How to Prevent Flag Sprawl in Microservices
This how-to is part of Designing a Scalable Flag Taxonomy. Sprawl is the predictable consequence of skipping that taxonomy: flags accumulate across services with no owner, no expiry, and no automated path to removal. When a microservice carries more than 15 active flags, evaluation overhead climbs, targeting logic becomes a maze, and incident responders waste minutes identifying which flag is relevant. This guide gives you a concrete procedure to measure sprawl, stop new flags from making it worse, and remove the ones that are already stale.
Prerequisites
ajv-cli(or equivalent JSON Schema validator) available in CIowner,expiry, andstatepopulated per the flag taxonomy
Step-by-Step Procedure
Step 1 — Measure your current sprawl baseline
Before you can stop sprawl, you need to know its shape. Count active flags per service, identify zero-evaluation flags over a rolling window, and flag any entries with missing metadata.
#!/usr/bin/env bash
# sprawl-audit.sh — generates a per-service flag density report
set -euo pipefail
REGISTRY="flags/registry.json"
EVAL_METRICS_URL="http://prometheus.internal/api/v1/query"
WINDOW="7d"
echo "=== Flag density by service ==="
jq -r 'to_entries[] | "\(.value.metadata.service // "unknown") \(.key)"' "$REGISTRY" \
| sort | awk '{counts[$1]++} END {for (s in counts) print counts[s], s}' \
| sort -rn
echo ""
echo "=== Flags missing mandatory metadata ==="
jq -r 'to_entries[]
| select(.value.metadata.owner == null or .value.metadata.expiry == null)
| .key' "$REGISTRY"
echo ""
echo "=== Zero-evaluation flags (last 7 days) ==="

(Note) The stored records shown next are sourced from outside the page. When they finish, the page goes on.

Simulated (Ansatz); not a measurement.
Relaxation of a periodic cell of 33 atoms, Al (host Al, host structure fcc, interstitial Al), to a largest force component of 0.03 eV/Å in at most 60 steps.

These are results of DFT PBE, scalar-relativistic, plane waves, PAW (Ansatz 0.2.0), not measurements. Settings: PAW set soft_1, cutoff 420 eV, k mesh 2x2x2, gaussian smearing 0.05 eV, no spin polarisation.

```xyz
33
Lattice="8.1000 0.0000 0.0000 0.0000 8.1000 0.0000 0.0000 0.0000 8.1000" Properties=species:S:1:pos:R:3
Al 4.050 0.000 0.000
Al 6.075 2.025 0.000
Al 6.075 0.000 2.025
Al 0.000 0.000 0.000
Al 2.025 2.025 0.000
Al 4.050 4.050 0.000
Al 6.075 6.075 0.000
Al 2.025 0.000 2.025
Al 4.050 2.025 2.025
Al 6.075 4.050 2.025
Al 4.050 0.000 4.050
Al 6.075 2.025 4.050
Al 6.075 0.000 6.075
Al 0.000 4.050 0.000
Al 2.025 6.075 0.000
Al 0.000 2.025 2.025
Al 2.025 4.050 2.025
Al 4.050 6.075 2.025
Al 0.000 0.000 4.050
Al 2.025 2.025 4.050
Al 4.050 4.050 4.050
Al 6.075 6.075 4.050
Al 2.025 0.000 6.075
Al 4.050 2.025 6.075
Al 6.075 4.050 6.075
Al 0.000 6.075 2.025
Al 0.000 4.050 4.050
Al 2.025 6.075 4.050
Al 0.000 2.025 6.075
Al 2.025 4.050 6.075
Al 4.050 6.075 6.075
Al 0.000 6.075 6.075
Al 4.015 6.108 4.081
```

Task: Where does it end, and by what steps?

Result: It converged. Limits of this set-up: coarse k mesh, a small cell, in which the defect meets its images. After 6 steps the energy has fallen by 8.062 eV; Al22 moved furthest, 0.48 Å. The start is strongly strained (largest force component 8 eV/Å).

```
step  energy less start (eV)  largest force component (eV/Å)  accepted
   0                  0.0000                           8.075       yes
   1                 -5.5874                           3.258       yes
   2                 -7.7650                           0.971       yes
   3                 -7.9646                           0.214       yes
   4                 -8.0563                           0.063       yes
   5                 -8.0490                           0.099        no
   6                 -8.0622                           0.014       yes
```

# Query Prometheus for flags with zero evaluations
curl -sG "$EVAL_METRICS_URL" \
--data-urlencode "query=sum by (flag_key)(increase(flag_evaluations_total[${WINDOW}])) == 0" \
| jq -r '.data.result[].metric.flag_key'
Any service reporting more than 15 active flags warrants an immediate cleanup sprint. Zero-evaluation flags are safe removal candidates once verified in staging.
Cross-link: if you are also seeing latency above 50ms on flag evaluations, the root cause is usually rule-engine overhead from too many active rules — see optimizing rule engine performance.
Step 2 — Block new sprawl at the CI gate
Sprawl prevention starts at flag creation. A CI check that requires owner, expiry, and a valid key format stops poorly-structured flags from ever reaching production.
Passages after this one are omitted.